The issue of immigration was simply taken up as a populist positioning on the aspect of EU membership and the single European market:- free movement of people. 

So in short I think Nigel Farage was giving expression to his genuine view that Syrian “refugees” should be allowed to come here, but I suspect he also thought it would get a lot of extra coverage during perhaps a news starved holiday season and also some useful Blair style “triangulation”!

One of the things it does however show is that now that Godfrey Bloom is no longer Nigel’s confidant there is no-one else in the leadership of UKIP that Nigel will go to to sense check things before he makes any announcement.  I wonder if this is going to be a recurring problem?  In any case I bet Nigel regrets giving vent to this particular flight of fancy!

Here is Paul Goodman’s and the Telegraph’s take on the whole Farago.  What do you think?

Does Nigel Farage want to join the Conservatives?

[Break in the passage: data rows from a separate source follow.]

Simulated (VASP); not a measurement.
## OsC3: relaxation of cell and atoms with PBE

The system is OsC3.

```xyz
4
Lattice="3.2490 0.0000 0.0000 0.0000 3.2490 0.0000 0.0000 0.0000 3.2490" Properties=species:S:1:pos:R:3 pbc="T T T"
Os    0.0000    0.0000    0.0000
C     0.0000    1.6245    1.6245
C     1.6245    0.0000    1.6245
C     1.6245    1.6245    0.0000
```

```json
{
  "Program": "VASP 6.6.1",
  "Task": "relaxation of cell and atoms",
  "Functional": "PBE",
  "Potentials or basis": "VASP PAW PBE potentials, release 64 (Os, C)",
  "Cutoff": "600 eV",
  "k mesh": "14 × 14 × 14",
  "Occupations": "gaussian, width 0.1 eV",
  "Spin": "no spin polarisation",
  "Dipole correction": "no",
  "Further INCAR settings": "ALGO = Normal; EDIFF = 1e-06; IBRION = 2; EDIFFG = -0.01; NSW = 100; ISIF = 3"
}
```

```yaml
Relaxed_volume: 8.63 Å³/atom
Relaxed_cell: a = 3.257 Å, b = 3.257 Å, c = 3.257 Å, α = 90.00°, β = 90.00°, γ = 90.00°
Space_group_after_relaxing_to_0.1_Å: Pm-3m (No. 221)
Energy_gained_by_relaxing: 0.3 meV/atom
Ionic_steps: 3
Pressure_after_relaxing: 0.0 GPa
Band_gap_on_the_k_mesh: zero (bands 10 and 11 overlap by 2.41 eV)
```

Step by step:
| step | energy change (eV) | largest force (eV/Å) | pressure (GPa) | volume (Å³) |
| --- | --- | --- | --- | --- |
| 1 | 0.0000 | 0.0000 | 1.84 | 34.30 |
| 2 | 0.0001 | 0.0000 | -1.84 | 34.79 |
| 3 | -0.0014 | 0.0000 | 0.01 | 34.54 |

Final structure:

By urging ministers to accept Syrian refugees, Ukip’s leader has played a canny game

 Why did Nigel Farage say this week that Syrian refugees should be admitted to Britain – a view apparently at odds with his party’s outlook on immigration, and certainly in conflict with the instincts of its supporters? There are three possible explanations.

The first is that he said it because he believes it. Such a straightforward explanation would fit nicely with the breezy, plain-speaking, straight-from-the-shoulder persona that the Ukip leader wants to project.


The second is that he was merely repeating Ukip’s present position. The party’s website helpfully explains that “immigration Policy is currently undergoing a review and update. The full policy will be published in due course.” However, its holding “statement of principles” explains that “Ukip would allow genuine asylum applications in accordance with our international obligations”. So what Mr Farage said was in accord with his party’s policy on the matter, such as it is.


The third is that – since politicians are seldom as simple as they like to appear – the Ukip leader is up to something. What could it be?


Let us consider the evidence of his former colleague and long-time Brussels flatmate, Godfrey Bloom. Interviewed recently, Mr Bloom – a member of the European Parliament, until recently representing Ukip – claimed that the party “is in the grip of an internal battle for its future”, that senior staff “are all stabbing each other in the back”, and grassroots members are being “purged”. He declared: “This is 1933 Germany, night of the long knives. I’m waiting to be dragged out of the pub and butchered.”


Who was the Führer in this bloody metaphor? Mr Bloom left little room for doubt that he had Mr Farage in mind. And as if evoking the Nazis was not bad enough, he went on to name an organisation that strikes almost as much fear and loathing into the hearts of Ukip members – namely, the Conservative Party. Mr Farage, he said, has always really been a Tory and is “desperate to be a Conservative again”. He is “looking for a deal with the Tories”. Indeed, “the deal has already now been done”. Ukip will allegedly stand down candidates in key seats, and its leader will be rewarded with a title and a seat in the Lords.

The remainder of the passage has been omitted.